SOUTH AFRICA – Transnet Port Terminals (TPT) has embarked on an equipment acquisition drive with R3.9 billion (USD 214.7 million) investment, increasing the volumes of goods handled across its ports in the first six weeks of the 2024/2025 financial year.
The initiative is also focused on improving availability and reliability of the existing fleet during the first phase of the recovery plan.
The company announced on Friday that its container volumes had risen 10%, while bulk volumes and break-bulk volumes had increased by 5% and 17%, respectively, for the period as a result of its staff’s commitment to the group’s turnaround strategy.
The positive forecast is especially crucial given the ongoing peak citrus season. TPT’s container terminals have begun the citrus season with over 200 additional cargo coordinators and port workers, as well as additional capacity across participating terminals.

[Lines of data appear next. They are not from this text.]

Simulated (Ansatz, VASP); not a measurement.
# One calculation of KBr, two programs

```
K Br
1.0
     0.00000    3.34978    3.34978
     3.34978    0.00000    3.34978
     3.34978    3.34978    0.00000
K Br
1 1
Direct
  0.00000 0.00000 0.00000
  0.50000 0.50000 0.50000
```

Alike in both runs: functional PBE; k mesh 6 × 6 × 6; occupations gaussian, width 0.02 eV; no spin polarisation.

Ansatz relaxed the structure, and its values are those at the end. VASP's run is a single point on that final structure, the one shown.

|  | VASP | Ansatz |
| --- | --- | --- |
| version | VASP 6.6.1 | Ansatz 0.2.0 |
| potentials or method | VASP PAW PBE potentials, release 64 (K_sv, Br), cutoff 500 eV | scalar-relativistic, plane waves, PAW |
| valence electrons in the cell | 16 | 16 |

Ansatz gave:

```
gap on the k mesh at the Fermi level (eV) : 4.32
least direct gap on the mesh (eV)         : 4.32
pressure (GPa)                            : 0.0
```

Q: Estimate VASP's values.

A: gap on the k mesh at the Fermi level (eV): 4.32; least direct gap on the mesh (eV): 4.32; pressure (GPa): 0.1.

Mdaki said TPT would maintain good communication with depots and cold stores to achieve maximum flexibility regarding the opening stacks.
“It is crucial for the industry to make use of the entire 24-hour operational window at terminals to ensure a successful season.”
However, despite the remarkable growth, automotive volumes have declined 3% as a result of importers holding high stock levels that forced them to revise their orders. This comes on the back of lower car sales dampened by slow economic growth.
TPT chief executive Jabu Mdaki said compared to the last financial year, which ended on March 31, 2023, port performance was showing signs of recovery.
“A 24-hour maintenance regime is in place to secure the availability and reliability of existing equipment. Original equipment manufacturers are across all terminals providing technical support and supplying critical spares,” TPT said.
Mdaki added that the company was continuing to collaborate with its customers to improve operational efficiency.
“While weather continues to disrupt operations, contingency plans are sufficient and integrated planning and collaboration engagements with customers and industry are ongoing.”
Support from customers has included the supply of equipment, the identification of equipment available globally for purchase, the urgent transportation of equipment, and terminal partnership programmes that promote world-class planning and execution.
Towards zero emissions
Meanwhile, Zero Carbon Charge, a renewable energy company, plans to build 120 truck charging stops along South Africa’s main trucking routes, starting with its recently launched N3 project as an incentive t increase electric trucks in the country.
According to Joubert Roux, co-founder of the renewable energy company, multiple countries, including South Africa are leaning towards electric trucks as a tangible solution to reducing carbon emissions and operating costs in the transport sector.
“Several manufacturers have introduced electric trucks into the South African market, and retail giants like Takealot, Shoprite and Woolworths have started to include them in their fleets to varying degrees,” he explained.
On Tuesday, May 21, Daimler Truck SA, targeting exclusively zero-emissions trucks in the EU by 2039, will be holding an e-mobility event that will dominate the daily road freight agenda in Gauteng.
“Our data shows that over 8 500 trucks drive the busy N3 route between Johannesburg and Durban daily,” stated Roux.
Substituting an electric vehicle on this route, in his view, would save an estimated 670kg in CO2 emissions each. But there is also significant added value in a move to electric trucks, with savings on fuel and fuel import costs.